MA2C Introduction to Sequences

Section 4.1 Introduction to Sequences

Overview.

Sequences are often introduced to us as examples for finding basic numerical patterns. We are shown the start to a list of numbers and asked if we can identify the next few numbers in the list or are asked to identify the rule being used to generate the sequence.

\begin{gather*} 1, 5, 9, 13, \ldots\\ 2, 6, 18, 54, \ldots \end{gather*}

Do you see the patterns?

You probably recognized that in the first sequence, the next number would be 17 because the pattern involved adding 4 to the previous number. In the second sequence, you probably saw that we were multiplying by the value 3, so that the next number would have been 162. Not all sequences follow patterns. However, we use examples such as these to motivate the mathematical definition of a sequence.

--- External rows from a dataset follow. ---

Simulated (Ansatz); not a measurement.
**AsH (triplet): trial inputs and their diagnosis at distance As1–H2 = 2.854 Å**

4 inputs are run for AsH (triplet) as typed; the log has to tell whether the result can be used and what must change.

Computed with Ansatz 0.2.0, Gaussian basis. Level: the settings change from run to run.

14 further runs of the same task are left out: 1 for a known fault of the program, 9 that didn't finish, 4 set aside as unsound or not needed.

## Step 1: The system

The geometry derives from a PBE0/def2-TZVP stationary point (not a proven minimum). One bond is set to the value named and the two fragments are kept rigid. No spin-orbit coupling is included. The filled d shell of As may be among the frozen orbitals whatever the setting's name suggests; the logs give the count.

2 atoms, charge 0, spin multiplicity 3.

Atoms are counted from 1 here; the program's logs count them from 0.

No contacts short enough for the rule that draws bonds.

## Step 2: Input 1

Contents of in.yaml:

We study sequences because they illustrate a number of ideas we will use in calculus. We eventually want to describe functions as dynamic models. Dynamic models for sequences are easier to illustrate than for general functions.

This section introduces the basic terminology for sequences. It explains how a sequence is a special type of function, where the domain is a set of integers. We will learn about explicit formulas for a sequence and recursive formulas for a sequence, using arithmetic and geometric sequences as our original motivation.

Later in this chapter, we will explore the dynamic ideas that will motivate calculus. Sequences that converge to a single value will be used to introduce the concept of limits. Recursive formulas for sequences will be used to introduce the ideas of accumulation which ultimately motivates the concept of integration. The dynamic behavior of a sequence will be analyzed in terms of its increment sequence which will motivate the calculus concept of the derivative.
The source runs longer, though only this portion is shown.